The Supreme Court, in the circumstances, has a higher duty of not only upholding the dignity of the judiciary but ensuring that the rule of law prevails and that the guilty will be punished. The order passed by the Supreme Court on March 14, 2013 that the Italian ambassador shall not leave the country is a clear indication that India cannot be taken as a soft State.

Further, it appears that the statement made by the Italian ambassador before the Supreme Court that the two marines, could have not cast their vote, is not a correct representation of the Italian law. If that is true, then it amounts to misrepresentation of the facts, which itself is quite serious.

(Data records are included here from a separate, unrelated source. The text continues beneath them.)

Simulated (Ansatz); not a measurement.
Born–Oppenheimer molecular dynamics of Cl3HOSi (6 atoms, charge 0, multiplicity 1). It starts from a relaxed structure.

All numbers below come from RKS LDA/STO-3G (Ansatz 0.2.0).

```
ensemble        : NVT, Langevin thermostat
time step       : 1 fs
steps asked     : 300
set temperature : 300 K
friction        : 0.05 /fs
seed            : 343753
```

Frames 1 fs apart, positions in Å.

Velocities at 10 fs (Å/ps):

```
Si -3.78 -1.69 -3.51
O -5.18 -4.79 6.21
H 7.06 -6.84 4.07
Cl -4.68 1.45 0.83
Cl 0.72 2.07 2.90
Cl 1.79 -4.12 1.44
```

Be that, as it may, when the two mariners were in India, the Supreme Court, could have been reminded of its own verdict in Ankul Chandra Pradhan (1997) case where, it was held that the undertrials are not entitled to cast their vote as per the provisions of the Representation of People Act. If, the two Italian offenders who were facing trial of murder in India, could have been denied the right to cast their vote, the Supreme Court would not have violated any domestic law, and even if there was some criticism, it was worth keeping in view the gravity of the offence and the sanctity of rule of law in a sovereign jurisdiction.  
The Italian Government can assert its claim that the shooting took place in international waters and that the marines were acting in their official capacity, to justify their action of not returning the two marines. If that happens, besides action permissible against the ambassador, other legal recourse will be to issue arrest warrants and declaring them as absconders. But that may not ensure their return. Like, Warren Anderson has refused to appear before the Indian Court despite warrants of arrest and he being declared absconder in the Bhopal tragedy due to gas leak from the Union Carbide plant there.

It is at the political and diplomatic level alone that pressure can be put on Italy to respect the sovereignty of India, commitments made before its highest court to return the marines in good faith and as per their promise to India, which is the essence of international law.